A White-winged Duck displays those white wings.
(Photo by our guide Duong Nara, who was experimenting with our camera)
At Okoki we once again stay in a tented camp, complete with tented bush shower and toilet, and outfitted by the local villagers. We pass a couple of very pleasant days, searching out Green Peafowl and Bar-bellied Pitta, Green Imperial Pigeon and Puff-throated Babbler. Indian Rollers tumble through the sky in courtship rolls, flashing brilliant blue as the sun catches their wings. Tickell's Blue Flycatcher joins the parade of other blue flycatchers.
Okoki's butterflies are outstanding. Here are just a few! I hope to put names to at least some of them, eventually.
A nymphalid, possibly a species of Moduza (known as the Commanders)
This emerald-eyed beauty has strangely-shaped hind wings. It's a pristine individual.

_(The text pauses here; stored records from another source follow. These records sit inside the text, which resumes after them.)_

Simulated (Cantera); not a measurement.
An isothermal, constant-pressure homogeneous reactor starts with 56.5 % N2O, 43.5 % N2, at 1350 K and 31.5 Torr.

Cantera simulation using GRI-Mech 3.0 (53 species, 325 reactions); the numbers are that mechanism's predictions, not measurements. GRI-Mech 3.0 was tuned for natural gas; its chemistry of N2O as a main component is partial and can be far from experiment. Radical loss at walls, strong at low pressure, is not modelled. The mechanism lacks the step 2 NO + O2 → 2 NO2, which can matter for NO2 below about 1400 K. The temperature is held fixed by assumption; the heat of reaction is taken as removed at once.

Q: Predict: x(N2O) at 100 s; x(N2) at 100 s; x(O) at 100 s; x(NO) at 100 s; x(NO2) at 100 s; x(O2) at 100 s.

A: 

Another jewel-eyed hairstreak whose turquoise wingspots match the eyes.
This beautiful creature reminds me of Helicopis from South America.
This lovely Yellow Moth (surely there's a better name?) finds Rich's well-traveled hat completely irresistible.
The Yellow Moth, Dysphania sagana, is a geometrid moth from Southeast Asia, Sumatra and Borneo.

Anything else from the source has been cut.